We have made it through 12 weeks of the right Conversation. We have “dug in”, broken it down into bite sizes and given you real world examples of what we see with our clients and teams. The final outcome is this: I want you to see that communication is NOT the biggest problem on a team.
The biggest problem on a team is not having the RIGHT CONVERSATIONS!
Let’s make this brutally practical. Because the difference between a healthy team and a fractured team is not how many conversations they have. It’s how many right conversations they’re willing to have.
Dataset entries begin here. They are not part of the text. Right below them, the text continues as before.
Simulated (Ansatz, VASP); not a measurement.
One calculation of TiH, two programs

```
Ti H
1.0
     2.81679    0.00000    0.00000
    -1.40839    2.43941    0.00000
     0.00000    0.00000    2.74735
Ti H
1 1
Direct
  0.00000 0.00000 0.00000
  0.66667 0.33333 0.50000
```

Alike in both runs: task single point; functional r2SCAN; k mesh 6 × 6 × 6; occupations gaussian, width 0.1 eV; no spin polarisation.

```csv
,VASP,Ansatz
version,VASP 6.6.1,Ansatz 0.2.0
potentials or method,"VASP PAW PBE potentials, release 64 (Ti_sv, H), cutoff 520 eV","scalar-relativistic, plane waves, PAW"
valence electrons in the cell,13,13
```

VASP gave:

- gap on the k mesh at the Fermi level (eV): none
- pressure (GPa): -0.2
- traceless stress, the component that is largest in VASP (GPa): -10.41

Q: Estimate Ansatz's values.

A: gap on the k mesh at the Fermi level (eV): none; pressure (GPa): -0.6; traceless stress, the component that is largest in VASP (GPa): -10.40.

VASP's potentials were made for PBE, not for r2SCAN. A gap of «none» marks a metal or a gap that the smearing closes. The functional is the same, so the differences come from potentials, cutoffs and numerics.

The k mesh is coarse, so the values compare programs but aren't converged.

Let’s gain some clarity right now. I want you to take away moments from this blog series that stick with you for a very long time and that you can apply immediately. Here are real-world examples of wrong conversations… and the reset that changes everything.
Example 1: The “I’m Fed Up” Conversation
❌ WRONG:
“We’ve talked about this before. This can’t keep happening.”
What they hear: I’m mad. I’ve been keeping score. You’ve already failed.
✔ RESET:
“I want to address this early because I believe you can meet the standard — and I want us aligned.”
Now they hear: This matters. I’m not attacking you. I’m committed.
Example 2: The Vague Performance Conversation
❌ WRONG:
“You need to take more ownership.”
Translation: I’m frustrated, but I don’t want to define success.
✔ RESET:
“Ownership here means: taking the lead on next steps, updating stakeholders weekly, and closing the loop without reminders. Can you commit to that?”
Now the conversation becomes measurable.
Example 3: The Tone That Destroys Trust
❌ WRONG:
“What happened this time?”
That’s not feedback. That’s shame.
✔ RESET:
“Walk me through what happened, and then let’s build a plan so it doesn’t repeat.”
That’s accountability with dignity.
Example 4: The Wrong Person Problem
❌ WRONG:
Talking to other managers about one team member.
This creates politics and damage.
✔ RESET:
“Can we talk one-on-one? I want to address something directly so it doesn’t turn into assumptions.”
Direct. Respectful. Clean.
Here’s the bigger point: The right conversation doesn’t avoid discomfort. It prevents damage. Because most teams don’t break from one big event. They break from a thousand small moments where truth wasn’t spoken, expectations weren’t clear, and leaders chose comfort over clarity.
If you want to reset conversations on your team, use this checklist before you speak:
✅ Right person
✅ Right thing
✅ Right time
✅ Right tone
✅ Right intention
Then say the thing: cleanly, respectfully and with the intention to resolve and align – not correct and punish.
Because communication isn’t the biggest problem.
Not having the Right Conversation is.